Cameron Gillie Bio
Cameron Gillie’s true passion in photography is documenting the wonders of the natural world.
In Cameron’s childhood days, before careers, bills and mortgages, he was drawn to the woods on his family’s farm, exploring the Two Rivers in Northern Minnesota. His first roll of film was shot was with his father’s antique Kodak Brownie while walking the frozen riverbed that ran through their backyard in rural northern Minnesota.
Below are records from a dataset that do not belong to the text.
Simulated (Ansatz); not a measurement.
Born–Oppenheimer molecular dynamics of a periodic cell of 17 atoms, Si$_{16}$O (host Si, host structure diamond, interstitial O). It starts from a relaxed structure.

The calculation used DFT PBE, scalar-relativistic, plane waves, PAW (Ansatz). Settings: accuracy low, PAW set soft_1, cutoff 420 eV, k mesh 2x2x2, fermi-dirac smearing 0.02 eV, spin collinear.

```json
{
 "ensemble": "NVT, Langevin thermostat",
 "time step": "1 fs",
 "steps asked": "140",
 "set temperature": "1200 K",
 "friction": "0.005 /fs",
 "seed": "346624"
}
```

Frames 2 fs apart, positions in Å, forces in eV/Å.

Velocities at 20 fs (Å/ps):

From that start, career pursuits took Cameron Gillie to the Colorado Institute of Art to earn a degree in photography and his first newspaper job at the Greeley Tribune. From there he moved to Naples, Florida to work at the Naples Daily News, where the Everglades sparked Cameron’s inspiration to explore nature again. His first big project at the Naples Daily News was to canoe the “Wilderness Waterway” to commemorate the 50th anniversary of Everglades National Park. That 100-mile, eight-day wilderness trip started what would become an infatuation with this remarkable place.
Many stories and trips after that one, Cameron Gillie started a personal project, “Waterscapes.” Inspired by photographers like Clyde Butcher and Jim Brandenburg, he worked tirelessly on vacations, weekends and after work to develop his own style of nature photography.
Meeting his future wife, Nazan, while on an assignment in Louisiana prompted him to move to Louisiana to start his own freelance business. The couple have now relocated to Madison, Wisconsin, where Cameron my has refocused his attention on nature photography and fine art photography and participates in art fairs around Wisconsin, the Midwest and Florida.
As a photojournalist Cameron has photographed countless subjects on four continents in activities ranging from everyday life, professional sports, riots and weddings. He has now come full circle to that day his father loaded a roll of film in that old Brownie and Cameron trudged through the snow photographing the river behind his house. He is back photographing quiet places that renew the soul.
Cameron Gillie found himself wanting to push his photography to another level at art fairs. He undertook a new project, taking photographs with nothing but a pinhole camera. The goal was to do something no one else in the country was presenting at art fairs. Cameron wanted to see if he could eventually participate in art fairs exclusively with pinhole photography. After a year of building a portfolio of pinhole photography, he applied to the Lakefront Festival of Art at the Milwaukee Museum of Art. Lakefront is one of the most prestigious art fairs in the country and was his first acceptance to an art fair with pinhole photography! Since then Cameron has been honored with numerous awards for his pinhole photography.